Williams ex rel. Williams v. Greenlee
This text of 210 F.R.D. 577 (Williams ex rel. Williams v. Greenlee) is published on Counsel Stack Legal Research, covering District Court, N.D. Texas primary law. Counsel Stack provides free access to over 12 million legal documents including statutes, case law, regulations, and constitutions.
Opinion
MEMORANDUM ORDER
Defendants Dallas County, Texas (“Dallas County”) and Lone Star Juvenile Detention Center (“LSJDC”) have filed a motion for leave to take the oral deposition of Kelvin Devon Williams, a minor who is presently incarcerated in a Texas Youth Commission facility in Mart, Texas. By way of cross-motion, plaintiffs mother seeks to postpone this deposition until her son is released from confinement. For the reasons stated herein, defendants’ motion is denied and plaintiffs motion is granted.
I.
This is a federal civil rights action brought under 42 U.S.C. § 1983 with state claims for assault, negligence, intentional infliction of emotional distress, and violations of the Texas Tort Claims Act.1 Plaintiff Shirley Williams alleges that her son, Kelvin, was sexually assaulted in May 2001 by Brian Keith Greenlee, a former juvenile detention officer at the LSJDC. The case is set for trial on a four-week docket beginning October 6, 2003. See Sch. Order, 8/22/02 at 2, 112. The discovery deadline is July 31, 2003 and all dispositive motions must be filed by May 23, 2003. Id. at 2 & 4, 1IK 3(a) & 6.

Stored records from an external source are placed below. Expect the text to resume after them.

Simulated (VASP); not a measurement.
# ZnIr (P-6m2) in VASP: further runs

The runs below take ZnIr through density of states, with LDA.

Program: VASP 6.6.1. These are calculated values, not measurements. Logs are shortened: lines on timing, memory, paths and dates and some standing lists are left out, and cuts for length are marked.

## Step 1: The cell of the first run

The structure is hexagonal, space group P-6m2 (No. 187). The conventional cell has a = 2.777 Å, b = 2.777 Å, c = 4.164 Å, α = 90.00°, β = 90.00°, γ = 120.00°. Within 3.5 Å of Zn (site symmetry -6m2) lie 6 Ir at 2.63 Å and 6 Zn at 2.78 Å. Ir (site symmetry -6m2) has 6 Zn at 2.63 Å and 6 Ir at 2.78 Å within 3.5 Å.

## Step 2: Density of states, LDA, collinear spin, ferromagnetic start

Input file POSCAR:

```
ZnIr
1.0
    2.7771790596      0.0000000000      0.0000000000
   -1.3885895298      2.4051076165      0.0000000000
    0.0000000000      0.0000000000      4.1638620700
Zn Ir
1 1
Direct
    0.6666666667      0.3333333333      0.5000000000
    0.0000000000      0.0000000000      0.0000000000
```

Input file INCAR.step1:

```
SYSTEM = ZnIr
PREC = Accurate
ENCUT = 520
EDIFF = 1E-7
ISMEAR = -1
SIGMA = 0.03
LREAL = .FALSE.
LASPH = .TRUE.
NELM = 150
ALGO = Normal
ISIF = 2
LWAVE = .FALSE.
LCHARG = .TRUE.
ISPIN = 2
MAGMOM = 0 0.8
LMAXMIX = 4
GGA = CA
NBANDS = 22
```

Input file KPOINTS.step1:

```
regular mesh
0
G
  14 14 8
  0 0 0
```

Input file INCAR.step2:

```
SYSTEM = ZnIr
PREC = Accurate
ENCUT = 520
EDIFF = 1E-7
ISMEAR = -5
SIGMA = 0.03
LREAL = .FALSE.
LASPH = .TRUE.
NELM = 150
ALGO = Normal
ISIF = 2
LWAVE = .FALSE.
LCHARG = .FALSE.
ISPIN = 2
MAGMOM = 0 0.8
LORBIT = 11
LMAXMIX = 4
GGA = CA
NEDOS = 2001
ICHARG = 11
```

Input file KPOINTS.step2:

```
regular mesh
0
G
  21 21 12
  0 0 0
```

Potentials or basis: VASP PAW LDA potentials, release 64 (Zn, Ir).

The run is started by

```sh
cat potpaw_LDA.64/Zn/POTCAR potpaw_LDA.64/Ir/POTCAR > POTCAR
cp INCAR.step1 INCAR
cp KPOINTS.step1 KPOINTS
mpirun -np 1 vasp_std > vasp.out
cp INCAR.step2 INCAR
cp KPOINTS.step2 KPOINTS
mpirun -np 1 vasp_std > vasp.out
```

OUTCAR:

In order to prepare their defense, defendants want to depose Kelvin, who is presently confined in a Texas Youth Commission facility. Williams objects to conducting this deposition “in a controlled and oppressive environment.” (Plf. Mot. at 4,117). Instead, she wants to postpone the deposition until Kelvin is released from custody on January 16, 2003. The parties have briefed their respective positions and were given an opportunity to present additional evidence and argument at a hearing held on October 25, 2002. Both motions are now ripe for determination.
II.
The deposition of a person confined in prison may be taken only with leave of court on such terms as the court prescribes. Fed. R. Civ. P. 30(a)(2);2 Miller v. Bluff, 131 F.R.D. 698, 699 (M.D.Pa.1990). The court [579]*579should grant leave to depose an incarcerated witness unless the objecting party shows that: (1) the deposition would be unreasonably cumulative or duplicative; (2) the party seeking the deposition has had ample opportunity to obtain the information sought; or (3) the burden or expense of the deposition outweighs its likely benefit. See Fed. R. Civ. P. 26(b)(2); Christy v. Pennsylvania Turnpike Comm’n, 160 F.R.D. 51, 53 (E.D.Pa.1995).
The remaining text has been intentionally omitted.